An expert told the Alaska State Senate Resources Committee that the Defense Production Act (DPA) could provide loan guarantees, grants or offtake agreements to support a proposed Alaska gas/LNG project but that applying DPA at the scale discussed would be novel, legally uncertain and unlikely to result in federal nationalization.

The Alaska State Senate Resources Committee heard expert testimony April 30 about how the federal Defense Production Act could be applied to a proposed large-scale Alaska gas treatment, pipeline and LNG export project.

Philip Rossetti, a senior fellow for energy and environment at the R Street Institute, told the committee the DPA offers two common authorities: Title I, which allows prioritization of contracts for national-defense purposes, and Title III, which provides a Defense Production Act Fund that can subsidize or lend to industries considered essential to national defense. "When the president waived these requirements, which the president did on April 20, he is permitted to use the DPA fund for these purposes without adhering to these normal constraints," Rossetti said.

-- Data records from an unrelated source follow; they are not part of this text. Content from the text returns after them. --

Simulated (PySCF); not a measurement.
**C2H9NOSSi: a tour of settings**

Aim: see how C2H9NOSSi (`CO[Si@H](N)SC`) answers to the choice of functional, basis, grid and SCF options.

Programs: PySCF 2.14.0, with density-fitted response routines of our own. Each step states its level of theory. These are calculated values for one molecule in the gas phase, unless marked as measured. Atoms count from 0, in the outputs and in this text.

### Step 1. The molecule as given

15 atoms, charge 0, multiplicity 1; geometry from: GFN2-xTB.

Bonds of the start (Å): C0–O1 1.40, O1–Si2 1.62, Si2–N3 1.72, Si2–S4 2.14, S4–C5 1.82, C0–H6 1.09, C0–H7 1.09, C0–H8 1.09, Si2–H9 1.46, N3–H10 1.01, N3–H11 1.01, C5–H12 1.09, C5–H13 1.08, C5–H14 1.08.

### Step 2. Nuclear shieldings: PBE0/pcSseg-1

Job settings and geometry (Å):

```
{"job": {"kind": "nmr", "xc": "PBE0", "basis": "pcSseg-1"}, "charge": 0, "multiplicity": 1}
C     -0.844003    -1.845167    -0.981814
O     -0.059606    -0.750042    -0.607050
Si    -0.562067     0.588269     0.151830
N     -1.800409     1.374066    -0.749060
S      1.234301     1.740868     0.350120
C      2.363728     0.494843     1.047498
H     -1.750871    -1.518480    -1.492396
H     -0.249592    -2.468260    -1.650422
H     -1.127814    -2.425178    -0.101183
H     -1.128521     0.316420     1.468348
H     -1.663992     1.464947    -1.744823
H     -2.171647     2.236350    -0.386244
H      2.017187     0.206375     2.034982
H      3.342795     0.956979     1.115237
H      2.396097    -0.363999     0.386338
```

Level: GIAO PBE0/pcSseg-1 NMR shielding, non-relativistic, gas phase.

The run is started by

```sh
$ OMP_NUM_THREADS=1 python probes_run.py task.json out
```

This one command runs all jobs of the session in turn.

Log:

The committee’s chair framed the discussion around a proposed project the chair described as a "giga project" — a gas treatment facility, pipeline and LNG facility — with an estimated cost the chair said is about $47,000,000,000. Rossetti said DPA aid typically has been small relative to that scale and that using the DPA to subsidize construction of a mega-project would be a novel application. "Loan guarantees can cover a larger portion of that cost, and the scope of that depends somewhat on limitations and the estimated subsidy value of the risk of the project," he said.

Sen. Dunbar asked whether DPA support would change ownership of the pipeline or LNG assets. Rossetti replied it generally would not, saying grants or prioritizations are given to private companies and that Title VII liability limitations can sometimes accompany DPA actions to limit certain liabilities, though he cautioned these are not blanket waivers.

Committee members pressed legal and political limits. Vice Chair Sen. Wilkowski asked about the likelihood the federal government would effectively nationalize the $46 billion project; Rossetti said that prospect was "low," adding such intervention "would almost certainly do more harm than good" and could face legal challenge. On standing to sue, Rossetti said he was not aware of clear precedents of third parties successfully stopping DPA-backed projects and said Congress ultimately has authority to constrain the DPA's scope.

Members discussed precedent and comparable uses. Sen. Kawasaki and Sen. Kosaki cited a recent Fairbanks example involving US Antimony Corporation; Rossetti said DPA or similar federal support has been used for mines and critical-mineral projects because permitting and capitalization challenges make mining a common DPA application. He warned, however, that reliance on the DPA can distort private capital allocation if there is not a clear market failure.

Several senators raised state-level policy options tied to the project, including disclosure requirements, statutory deadlines with penalties, price caps and legislative approval of certain contracts. Rossetti cautioned that added transaction costs and existing federal laws in the natural gas sector (which require certain transparency) mean the legal and economic details matter in evaluating those measures.

The committee also discussed strategic uses of the DPA for military energy needs along the proposed corridor. Rossetti said prioritizing energy for military bases falls within DPA scope and noted the federal government has discretion to decide what it views as a secure energy source.

The committee chair raised fiscal transparency concerns, noting the proposal under consideration would eliminate property taxes for the duration of construction and for 10 years after production — a large revenue impact for local communities that may face workforce and service demands during construction. The hearing ended with the committee thanking the witness and adjourning; the next meeting is set for May 1 at 3:30 p.m., when the Department of Natural Resources divisions will testify and public testimony will be opened.

Rossetti’s testimony emphasized a central point for the committee’s deliberations: DPA tools exist that could be used to support parts of the project, but applying them at the scale described raises novel legal, economic and policy questions that would likely require congressional, administrative and possibly judicial clarification.